We have cats. Three of them to be exact, which is about three too many. There good, actually, and the only reason we really have them is my fault. The kids wanted the first one..."Daddy, please can we have a kitten?" How do you say no? The other two we obtained because I saw them at the humane society and was like, "Aww...look at the little kittens..." So, we ended up with two more. Anyway, One of them lives outside because he kept peeing on the floor and one of the others likes to spend time outside and he likes to hunt. He brings us dead moles, mice, an occasional bird, and he brought a rat once. If he brings another rat we will, of course, call the city. I digress...last night I was standing outside talking to some friends of mine and Jack (the hunting cat) comes prancing into the yard with something rather large dangling from his mouth. I assume it's a rat. Jack drops it in the yard and the thing is still twitching and stuff. I move in for a closer look. It was a little baby bunny rabbit! Bunnies are cute and innocent. *warning-I'm going to be totally honest here* Now, I know that Jack is just doing what cats do, but it was a bunny! So I smacked him on the but and said "get away you little shit!" He ran off and my friends and I got a flashlight and examined it more closely. It was very much alive, but had some bite wounds. So I pick the thing up and bring it into the house. It was after midnight, but it wasn't long and everyone was up, worrying about the little bunny. We made some phone calls to vets, but no one answered, obviously. we wrapped it in a towel and placed it in a little cage we had and decided we'd see if it made it through the night. I fully expected to be burying a little bunny this morning. But, the thing's still alive! And it even drank some water! This morning we will call a vet and see if there is anything they can do for it. I'm so soft. I couldn't leave the little thing outside last night to die. I thought that if it was going to die it deserved to die warm and doted on.

Monday, September 8, 2008

NFL Week One

The title's a bit misleading. I will not be doing this every week. The first week, though, is of particular interest. I was so excited about the Pats' first game. We did manage to come away with a win. Bittersweet. Yeah for the win, but it also carries with the season ending injury of (I'd like to see someone try to argue this) one of the best quarterbacks in the NFL, Tom Brady.
Don't get me wrong, Matt Castle played well...our defense played exceptionally well, especially in the last quarter...but Castle just isn't Tom Brady. Honestly, all my hopes for the perfect season (the one we should have had last year) are a bit dim. Hopefully, Matt Castle will be what Tom Brady was to Drew Bledsoe. We'll see. That's all I have to say about that.

Monday, September 1, 2008

Nothing Specific

Well, this will be random. For those of you that know me that'll come as no surprise. Generally, my mind feels very random and draws random connections that, if unexplained to the listener, may make no sense. At any rate, now some of you know be better than you did 30 seconds ago. So hang on to your mouse and, if you try really hard, you may be able to make some sense out of the following stream of thoughts. Actually, you probably won't...but it will fill you in on the last couple weeks of my life.

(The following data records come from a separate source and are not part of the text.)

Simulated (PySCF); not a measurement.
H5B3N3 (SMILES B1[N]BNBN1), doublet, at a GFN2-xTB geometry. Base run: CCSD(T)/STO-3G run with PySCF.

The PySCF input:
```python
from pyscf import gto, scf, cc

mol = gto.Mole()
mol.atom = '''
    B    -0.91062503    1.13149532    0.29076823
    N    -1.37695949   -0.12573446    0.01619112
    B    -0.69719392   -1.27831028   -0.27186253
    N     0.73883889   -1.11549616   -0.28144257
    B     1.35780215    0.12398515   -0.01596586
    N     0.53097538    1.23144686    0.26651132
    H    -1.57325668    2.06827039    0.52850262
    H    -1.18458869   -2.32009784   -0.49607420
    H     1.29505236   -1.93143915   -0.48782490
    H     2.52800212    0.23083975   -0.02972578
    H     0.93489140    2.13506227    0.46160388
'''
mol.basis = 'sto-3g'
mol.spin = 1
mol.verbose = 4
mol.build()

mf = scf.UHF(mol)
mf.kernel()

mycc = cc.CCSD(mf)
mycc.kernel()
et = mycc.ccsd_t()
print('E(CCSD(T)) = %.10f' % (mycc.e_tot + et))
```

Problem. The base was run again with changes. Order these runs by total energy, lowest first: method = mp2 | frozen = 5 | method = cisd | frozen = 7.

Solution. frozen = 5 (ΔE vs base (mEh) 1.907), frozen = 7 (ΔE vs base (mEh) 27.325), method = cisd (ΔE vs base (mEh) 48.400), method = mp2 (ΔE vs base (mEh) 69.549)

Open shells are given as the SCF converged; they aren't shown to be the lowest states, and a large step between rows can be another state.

First of all, the short film we shot over the summer, "Previously Viewed: 2 Day Rental" is nearly finished. A little ADR and maybe a hint of music and we're done. I'm trying to work out a premier in December at the Downtown Arts Center in Lexington. I'll let you all know when that happens.

As most of you probably know by now I was cast in an independent film with a company out of Columbus, OH. The film is entitled "Bangin'" and NO it is NOT a porn. We'll shoot sometime in November. I'm quite excited about it and wowed and flattered that they selected me over so many talented people. many of whom I thought were far more talented than myself.

Yesterday I was supposed to be in a scene for another independent film called "Mountain Mafia" in which I am a hitman (fun to play against your character traits) and we've choreographed, with the help of a stuntman, a rather brutal-it'll look great-fight scene. The shoot got rescheduled and I'm hoping for cooler weather on the reshoot date.

I think...no, I know I have had the easiest part in Asbury College's Fall Musical, "The Spitfire Grill." This is another project that I'm really looking forward to, but as the only character with no lines or songs (there's irony there folks...to go audition for a musical and then get cast as the mute!) I've not been needed at all the preliminary rehearsals. I won't actually have to be there until the week before tech week. It's a small part, but the emotions in the scenes is high and they have potential to be very strong and powerful for the audience.

My good friend and partner in crime, Zack, and I went to Louisville on Saturday to audition for a TV pilot. It was tons of fun and we'll just wait and see where it goes.

At the end of my first week of my second semester at Asbury, I'm feeling a wee bit overwhelmed, to be honest. I love to read, but there's a lot of it and all of it from one class (Screenwriting) is making it painfully obvious to me that writing scripts may not be my strongest point in the whole filmmaking process. I love the whole process, but am finding the the majority of my passion lies in the acting department. I do, however, wish to have a solid understanding of all the pieces to make me a better rounded actor/filmmaker.

At any rate, between family, work, school, and the other projects, I've been feeling just a little stressed out this week. Not really super over tired, just tense and not relaxed in the slightest.

Lastly (I'm really going to be done now), let me drop my brief opinion on a couple movies I saw recently (which I pulled myself away from my school work to watch in hopes of refreshing my mind).
"What Happens in Vegas" I really had no preconceived expectations for the movie other than Cameron Diaz being her normal cute self. She was. It was rather humorous and I thought the concept was rather funny and provided plenty of conflict. Not in my top ten new movies, but perhaps the top twenty. I would watch it again. So if you need a good laugh, check it out.

"Harold and Kumar: Escape from Guantanamo Bay"
Nutshell...hated the first one. I don't get into the drugs are funny humor. There's some exceptions to that rule of mine (as far as humor in movies goes), but it was the whole catalyst for the first movie and plays a huge role in the new one. Granted, there are several moments that are actually funny that don't involve pot, boobs, or vaginas. While there were those funny parts, I didn't feel they justified my hour and a half.